Ebullient financial markets. Better than expected economic growth. Rising optimism that the worst inflationary upsurge in decades has finally been vanquished.
The economic backdrop to this week’s Davos meetings was far more promising than many anticipated a year ago. But if the tone of discussions at the World Economic Forum is anything to go by, nobody is ready to celebrate.
Even if leading economies led by the US are heading for a “soft landing” in the wake of brutal interest rate increases, that story is being drowned out by rising anxiety about the myriad geopolitical risks that are looming in 2024 and casting a haze of uncertainty over policymaking.
Wars are raging in Europe and the Middle East, with the latter conflict leading to the mass diversion of shipping around southern Africa, lifting corporate input costs and potentially inflation.
At the same time, eight of the 10 most populous countries in the world are holding elections this year, heralding a period of acute political volatility.
The most consequential of these is arguably the US presidential election in November. Donald Trump’s victory in the Iowa caucuses on the first day of the World Economic Forum rekindled concerns that the White House could be retaken by a president with scant regard for traditional US alliances or a rules-based international system that is already under threat.

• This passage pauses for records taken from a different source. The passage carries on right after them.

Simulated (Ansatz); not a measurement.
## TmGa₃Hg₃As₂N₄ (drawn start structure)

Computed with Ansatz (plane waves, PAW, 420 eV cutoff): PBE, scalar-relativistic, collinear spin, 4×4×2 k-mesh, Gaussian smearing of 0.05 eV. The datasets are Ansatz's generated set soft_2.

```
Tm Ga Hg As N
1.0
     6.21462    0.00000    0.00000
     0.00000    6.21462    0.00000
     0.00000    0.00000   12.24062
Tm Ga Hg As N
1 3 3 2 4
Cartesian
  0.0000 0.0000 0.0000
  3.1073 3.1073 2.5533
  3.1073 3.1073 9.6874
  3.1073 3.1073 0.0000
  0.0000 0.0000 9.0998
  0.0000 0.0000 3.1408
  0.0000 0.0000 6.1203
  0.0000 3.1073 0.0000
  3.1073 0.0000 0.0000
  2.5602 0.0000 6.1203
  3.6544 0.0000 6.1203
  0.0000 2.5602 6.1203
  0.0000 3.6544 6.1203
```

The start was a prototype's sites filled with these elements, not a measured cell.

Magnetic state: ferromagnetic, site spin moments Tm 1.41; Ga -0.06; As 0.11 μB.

“The economic mood ought to be lifting right now, because if you look around the world the US seems to be doing better than anticipated and China seems to be stabilising,” said Eswar Prasad, a professor at Cornell University and former senior IMF official. Instead, “a pervasive sense of doom seems to be settling in on the geopolitical front”, he said.
The anxiety is in some ways surprising given the global economy has weathered the inflation shock far better than many expected when delegates last gathered in the Swiss mountains.
In its latest outlook, for example, the IMF pencilled in growth of 2.1 per cent for the US in 2023, more than double the rate it was predicting a year earlier. It also upgraded its estimate of global growth for 2023 to 3 per cent, predicting a similar pace of expansion in 2024.
There has been “a lot of resilience in the economy despite the rate hikes we’ve seen”, said Gita Gopinath, first deputy managing director of the IMF in a session on Tuesday, pointing out that the effects of 75 per cent of the US rate increases have already been felt.
François Villeroy de Galhau, governor of the French central bank, insisted the job of vanquishing inflation is not complete. But he added: “Interest rate tightening has been quite successful so far, and more successful than we expected in Davos say one year ago. What we can see on both sides of the Atlantic is something like a soft landing.”
Nevertheless, the pervading mood among delegates has focused on the impact a multitude of geopolitical risks could have on economic policy.
European Commission president Ursula von der Leyen was far from unusual in setting a pessimistic tone, saying the world had entered an era of “conflict and confrontation, of fragmentation and fear”. She added: “There is no doubt we face the greatest risk to the global order in the postwar era.”
The war in Ukraine remained top of many minds, as President Volodymyr Zelenskyy warned delegates that Russia’s Vladimir Putin had ambitions for conquest that extended beyond Ukraine.
This was twinned with discussion of the potential for the conflict between Israel and Hamas in Gaza to escalate dangerously, potentially triggering fresh price shocks and disruptions.
“The whole topic [of geopolitical disruptions] is really getting complex,” said Beat Simon, chief commercial officer of logistics at DP World, one of the largest container terminal operators, who warned rising shipping costs combined with potentially higher oil prices could fuel inflation.
While the Red Sea crisis involving Yemen-based Houthi rebels was the latest problem, other corners of the world risked seeing trade disruptions because of interstate tensions, including in the South China Sea amid strains over Taiwan, added Simon. The impact of climate change was visible on the Panama Canal, another trade chokepoint, where traffic had been disrupted due to a severe drought.
Alongside this is the continued shift away from the long postwar period of steadily increasing globalisation, as countries prioritise national security and resilience over economic efficiency, and traditional methods of co-operation break down.
A survey of 30 chief economists conducted by the World Economic Forum ahead of the meetings showed almost 70 per cent fear the pace of geoeconomic fragmentation will accelerate this year.
Addressing the meetings, Chinese premier Li Qiang warned of what he described as a “trust deficit” among nations, adding: “If the rules are set by certain or a few countries, then we have to put quotation marks on the multilateralism because it will still be unilateralism in nature.”
Given Trump’s vow to double down on his “America First” policies, including by a possible 10 per cent tariff and an aggressive policy of decoupling from China, the former president’s strong showing in Iowa only deepened concerns about a worsening stand-off between the world’s two biggest economies.
The globe was looking at the US election in November with “great apprehension” given the outcome could worsen geopolitical fractures, said Prasad, damping confidence and thus business investment. “There is a sense that the multilateral order is breaking down . . . That could bring a lot more conflict and volatility.”